Worked example – Remaining nuclei after 3 half‑lives

If a sample contains 1.0 × 10⁶ atoms initially, how many remain after 3 t½?

N = N₀ (½)³ = 1.0 × 10⁶ × 1/8 = 1.25 × 10⁵ atoms


6.7 Enrichment – Modern Cosmology

Why include this topic?

It demonstrates how quantitative observations (galaxy red‑shifts) lead to a profound conclusion: the Universe has a finite age and began from a single hot, dense state (the Big‑Bang). The material is optional for IGCSE but provides an excellent bridge to A‑Level physics and contemporary research.

Learning objectives

  1. State and rearrange Hubble’s law to obtain the age estimate d / v = 1 / H₀.
  2. Calculate the Hubble constant from simple distance–velocity data.
  3. Convert H₀ into an age (years) and discuss the underlying assumptions.
  4. Explain why a finite age supports the Big‑Bang model (all matter converging to a point when the expansion is extrapolated backwards).

Key concepts

  • Hubble’s law: v = H₀ d (v = recession speed, d = distance).
  • Hubble constant (H₀): current best estimates 67–74 km s⁻¹ Mpc⁻¹.
  • Age estimate: Rearranging gives d / v = 1 / H₀. Since distance ÷ speed has units of time, 1 / H₀ is a first‑order estimate of the time since expansion began.
  • Big‑Bang evidence: Extrapolating the linear expansion backwards makes all galaxies converge to a single point, implying a hot‑dense origin.

Derivation of the age estimate

Starting from Hubble’s law:

v = H₀ d

Rearrange:

d / v = 1 / H₀

The left‑hand side is a time (distance divided by speed). If the present expansion rate had been constant since the start, this time equals the age of the Universe.

Numerical conversion (SI units)

  1. Take a typical value: H₀ = 70 km s⁻¹ Mpc⁻¹.
  2. Convert to metres per second per metre:

    • 1 Mpc = 3.09 × 10²² m.
    • 70 km s⁻¹ Mpc⁻¹ = 70 000 m s⁻¹ / 3.09 × 10²² m ≈ 2.27 × 10⁻¹⁸ s⁻¹

  3. Invert to obtain the age:


    1 / H₀ ≈ 1 / 2.27 × 10⁻¹⁸ s⁻¹ = 4.4 × 10¹⁷ s

  4. Convert seconds to years (1 yr ≈ 3.16 × 10⁷ s):


    4.4 × 10¹⁷ s / 3.16 × 10⁷ s yr⁻¹ ≈ 1.4 × 10¹⁰ yr ≈ 14 billion yr

Worked‑example (IGCSE‑style)

Question: A galaxy 10 Mpc away shows a red‑shift corresponding to a recession speed of 700 km s⁻¹. Using these data, estimate the Hubble constant and then the age of the Universe. State one key assumption.

Solution:

  1. H₀ = v / d = 700 km s⁻¹ / 10 Mpc = 70 km s⁻¹ Mpc⁻¹.
  2. Convert: H₀ ≈ 2.27 × 10⁻¹⁸ s⁻¹ (as shown above).
  3. Age: t = 1 / H₀ ≈ 4.4 × 10¹⁷ s ≈ 14 billion yr.
  4. Assumption: The expansion rate has remained constant over cosmic time. In reality it has varied (early deceleration, recent acceleration), so the true age differs slightly.

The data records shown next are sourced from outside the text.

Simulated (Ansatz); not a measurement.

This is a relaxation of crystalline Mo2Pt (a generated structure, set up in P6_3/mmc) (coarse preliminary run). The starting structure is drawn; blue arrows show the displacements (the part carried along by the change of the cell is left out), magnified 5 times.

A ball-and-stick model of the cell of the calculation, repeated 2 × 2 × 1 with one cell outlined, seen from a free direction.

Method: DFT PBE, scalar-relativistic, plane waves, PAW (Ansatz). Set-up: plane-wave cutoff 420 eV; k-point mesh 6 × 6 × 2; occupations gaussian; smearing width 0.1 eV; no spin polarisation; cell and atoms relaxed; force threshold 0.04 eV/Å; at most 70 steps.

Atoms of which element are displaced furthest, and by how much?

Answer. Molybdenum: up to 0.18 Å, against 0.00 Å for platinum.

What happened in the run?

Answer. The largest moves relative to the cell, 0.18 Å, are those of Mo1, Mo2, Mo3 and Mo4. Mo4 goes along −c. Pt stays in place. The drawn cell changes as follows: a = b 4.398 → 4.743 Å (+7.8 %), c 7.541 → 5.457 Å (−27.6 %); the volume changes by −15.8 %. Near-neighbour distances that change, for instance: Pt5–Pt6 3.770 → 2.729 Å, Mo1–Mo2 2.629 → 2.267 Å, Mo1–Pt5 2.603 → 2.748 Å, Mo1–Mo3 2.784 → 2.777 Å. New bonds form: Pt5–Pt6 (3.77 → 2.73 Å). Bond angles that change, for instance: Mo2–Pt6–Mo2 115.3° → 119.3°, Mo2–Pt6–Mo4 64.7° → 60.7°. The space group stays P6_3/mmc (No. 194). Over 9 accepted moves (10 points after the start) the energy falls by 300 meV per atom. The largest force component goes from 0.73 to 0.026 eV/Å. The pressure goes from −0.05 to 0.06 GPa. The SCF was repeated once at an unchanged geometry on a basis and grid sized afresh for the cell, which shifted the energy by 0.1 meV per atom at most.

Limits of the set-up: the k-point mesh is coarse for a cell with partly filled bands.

Assumptions & sources of error

  • Constant expansion rate – ignores gravitational deceleration and dark‑energy acceleration.
  • Peculiar velocities – local motions of galaxies add/subtract from the pure Hubble flow.
  • Measurement uncertainty in H₀ (the current “Hubble tension” between CMB and supernova methods).

Table: Hubble constant values and corresponding ages

H₀ (km s⁻¹ Mpc⁻¹)H₀ (s⁻¹)1 / H₀ (s)Age (billion yr)
672.17 × 10⁻¹⁸4.61 × 10¹⁷14.6
702.27 × 10⁻¹⁸4.40 × 10¹⁷14.0
742.40 × 10⁻¹⁸4.17 × 10¹⁷13.2

Interpretation & significance

  1. Hubble’s law shows the Universe is expanding.
  2. Extrapolating the linear relationship back to time = 0 gives a single origin point – the core idea of the Big‑Bang model.
  3. The simple estimate 1 / H₀ yields an age (~14 Gyr) that agrees remarkably with detailed cosmological models (≈ 13.8 Gyr).
  4. Current research focuses on refining H₀; the discrepancy between early‑Universe (CMB) and late‑Universe (supernovae) measurements is a major open question.

Suggested classroom activity

Provide students with a small data set of galaxy distances (Mpc) and recession speeds (km s⁻¹). Have them:

  1. Plot v (vertical) against d (horizontal) on graph paper or a spreadsheet.
  2. Draw the best‑fit straight line; determine its slope (≈ H₀) using two well‑spaced points.
  3. Convert the slope to SI units and calculate the age of the Universe.
  4. Discuss the impact of outliers (peculiar velocities) and the assumption of constant expansion.

Summary

The rearranged Hubble law d / v = 1 / H₀ provides a quick, model‑independent estimate of the Universe’s age. Using the current range of H₀ values gives ages between 13 and 15 billion years, supporting the Big‑Bang picture that all matter originated from a single hot, dense point. While this enrichment material is not examined in the IGCSE, it reinforces the scientific method, quantitative reasoning, and the connection between observation and theory – skills that are essential across the entire physics syllabus.